I started my game learning for the year with The Royal Limited.
In actuality, my current copy is the demo from the Kickstarter campaign. I made it at the time but moving distracted me . I did back it and I do have the final files. And, yes, I plan on making a fresh copy from them.
The Royal Limited is part of Scott Almes/ButtonShy’s Simply Solo line, a series of solitaire games that only uses small decks of cards. No dice or tokens or tiles or pyramids. The Royal Limited is themed around filling up a passenger train.
Not counting the conductor card, which serves as a timer, the deck consists of twelve train cards and five double-sided special passenger cards. The train cards have three bits of information on them. A color (red, yellow or blue), a number (0-3) and a special power.
The game lasts four turns. Each turn, you draw a hand of five train cards. You can either place a card sideways as a car or tucked under a car as a passenger.
You are placing the cars in a line. The placement rules are that the next car can’t match the color or number of the last train and you have to discard the same number of cards as the card’s number.
You don’t have to discard any cards to tuck passengers. They do have to match the number or color of the card. Special passengers (each game will have two) have specific placement requirements. And, when a train car gets a passenger, its special power goes off. And if you can’t do it, the turn ends immediately.
Points are bad in The Royal Limited. Every card in your discard pile, every unplaced special passenger and every empty train car is a point. The idea is to use every card and a full seven-car train is a perfect play. Haven’t done it yet.
The key to what I think makes The Royal Limited work (and I very much think it works) is how intuitive it is. Not only do all the mechanics work, they all make sense. The game practically teaches itself.

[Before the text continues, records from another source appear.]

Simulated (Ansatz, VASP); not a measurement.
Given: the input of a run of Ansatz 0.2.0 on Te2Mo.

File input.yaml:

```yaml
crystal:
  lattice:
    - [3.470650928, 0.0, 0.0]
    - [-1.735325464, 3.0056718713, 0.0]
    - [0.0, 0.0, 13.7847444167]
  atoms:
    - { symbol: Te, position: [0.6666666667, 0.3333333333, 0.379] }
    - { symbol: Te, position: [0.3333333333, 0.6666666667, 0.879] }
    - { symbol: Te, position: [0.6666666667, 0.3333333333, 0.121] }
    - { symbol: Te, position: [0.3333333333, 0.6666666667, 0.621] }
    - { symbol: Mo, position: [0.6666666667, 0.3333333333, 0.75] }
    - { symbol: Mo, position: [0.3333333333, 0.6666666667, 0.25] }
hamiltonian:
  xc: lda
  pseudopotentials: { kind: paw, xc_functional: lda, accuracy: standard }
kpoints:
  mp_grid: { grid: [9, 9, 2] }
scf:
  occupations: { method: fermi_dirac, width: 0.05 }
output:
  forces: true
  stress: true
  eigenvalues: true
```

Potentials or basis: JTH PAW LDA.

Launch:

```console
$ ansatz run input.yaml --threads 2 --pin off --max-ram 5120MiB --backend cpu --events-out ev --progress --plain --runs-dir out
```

And I have to admit that I really like the theme. Train-themed games and train games have been a part of my gaming life pretty much since I started looking beyond D&D. Games of Station Master were practically a GenCon tradition with long distance friends. There is something about trains that is like comfort food for the mind.
I do wonder if it has a simpler decision tree than any of the other games in the series. The biggest twists are the special powers when you add passengers. That said, there’s still a lot of play in it, plenty of meaningful decisions.
The Royal Limited, more than any other Simply Solo game since Food Chain Island, is a game that you can sit down; shuffle and play.